This discussion has been locked.
You can no longer post new replies to this discussion. If you have a question you can start a new discussion

Sensors

Each profile should only connect with the sensor  assigned to the specific profile -Road, Indoors, Mountain etc. Now, for example, Indors connects with  power  sensor on a road bike which stay close to Tacx trainer

  • Yes.  The 830 will connect to whatever sensors are paired, transmitting and in range independent of activity chosen.  If it detects two of the same type, it will connect to the most recent one (I think) and you have to go into the sensors screen and check to see which was is connected, and if it's not the one you want, select the one you want and then select connect. 

  • if there is something that I miss is having different sensors for each profile, so that I don't have to be activating or deactivating depending on whether I go on a mountain or road for example. 

    In other edge models this was possible to do. For example, at the edge 810 the sensors were assigned to bicycles, and depending on the bike you chose, some sensors or others were activated.

  • Not only the activation of a sensor should be configurable per profile, also the sensor's characteristics. E.g. to use a bike on a trainer (profile Indoor) one may mount a wheel/tire with a different perimeter than on the road (profile Road or MTB). With the combined speed-cadence sensor, mounted on the frame, one has to change that perimeter-setting currently by hand whenever making this switch.

  • I am satisfied with being able to activate sensors by profile ;)

  • As speed/distance is not really relevant on an indoor trainer this is a minor issue.

  • The Indoor, Road and MTB profile switches were just examples, as was the speed-cadence sensor. In any case, several users may also consider speed and/or distance relevant during indoor training, depending on the type of trainer they use. More generally though, each sensor with configurable parameters that (may) depend on external factors should be configurable per profile. Like that, if such sensor has been adequately set-up once for all defined profiles, a mere switch of profile will bring with it the proper settings for that sensor - done.

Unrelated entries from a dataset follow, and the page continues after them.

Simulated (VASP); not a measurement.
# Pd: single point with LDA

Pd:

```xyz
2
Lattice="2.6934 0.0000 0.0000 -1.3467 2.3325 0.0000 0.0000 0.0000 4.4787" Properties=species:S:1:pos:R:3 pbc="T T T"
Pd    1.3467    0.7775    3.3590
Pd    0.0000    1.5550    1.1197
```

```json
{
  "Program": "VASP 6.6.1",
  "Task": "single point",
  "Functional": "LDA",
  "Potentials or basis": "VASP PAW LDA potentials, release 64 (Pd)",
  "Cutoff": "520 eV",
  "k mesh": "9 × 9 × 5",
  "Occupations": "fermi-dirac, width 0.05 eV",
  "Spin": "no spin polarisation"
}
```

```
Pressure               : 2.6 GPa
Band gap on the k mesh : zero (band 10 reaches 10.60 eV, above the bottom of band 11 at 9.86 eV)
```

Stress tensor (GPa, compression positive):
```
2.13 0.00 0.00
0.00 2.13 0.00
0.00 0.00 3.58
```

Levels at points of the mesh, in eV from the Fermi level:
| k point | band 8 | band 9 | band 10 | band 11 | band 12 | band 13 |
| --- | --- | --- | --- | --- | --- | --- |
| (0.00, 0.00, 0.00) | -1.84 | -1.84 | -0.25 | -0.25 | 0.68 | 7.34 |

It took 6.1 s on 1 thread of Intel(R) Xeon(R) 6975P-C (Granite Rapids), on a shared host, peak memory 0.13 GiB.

    I wouldn't necessarily consider this lack of per-profile-configuration a bug - assuming the original design of the 830 software didn't foresee it. But I would call it then a shortcoming of this design, that hopefully will get fixed one day. Others (Garmin?) may call it a "feature request" - whatever. That other issues (like most bug fixes) are higher priority than this one, is clear - even to me ;-)

  • I think the idea is that you have a different sensors on each bike so you don't need to swap them.  Each sensor is set up for the bike it is on (such as wheel size for a speed sensor) if required.  Then you just start using the bike you want and only the sensors on that bike wake up and are used.  This way you don't need sensors configured differently for each profile

    If you have a wheel on trainer and change the tyre for a trainer suitable one is the difference in diameter enough that it really makes much difference even if you use speed/distance as a metric on the trainer?.

  • Taking again the example of the combined speed-cadence sensor, that sensor is mounted on the frame of the bike. So if you change the wheelset (different tires) on such bike, the sensor is still the same but you will have to adjust its setting to the new circumference of the wheel. That is what I mean with a "sensor with configurable parameters that (may) depend on external factors".

    I have for my MTB - that I also use on a trainer - wheelsets/tires with circumferences that range from 200 to 220 cm. That is 10% from one extreme to the other. But also for mere outdoor mountainbiking, the wheels/tires one uses depend heavily on the terrain and weather conditions, and there too this difference is up to 5%. That results in a speed/distance error big enough to be called at least "annoying". Such misleading read-outs could be prevented by defining for each wheelset a different profile, if a per-profile-configuration of these sensors would exist.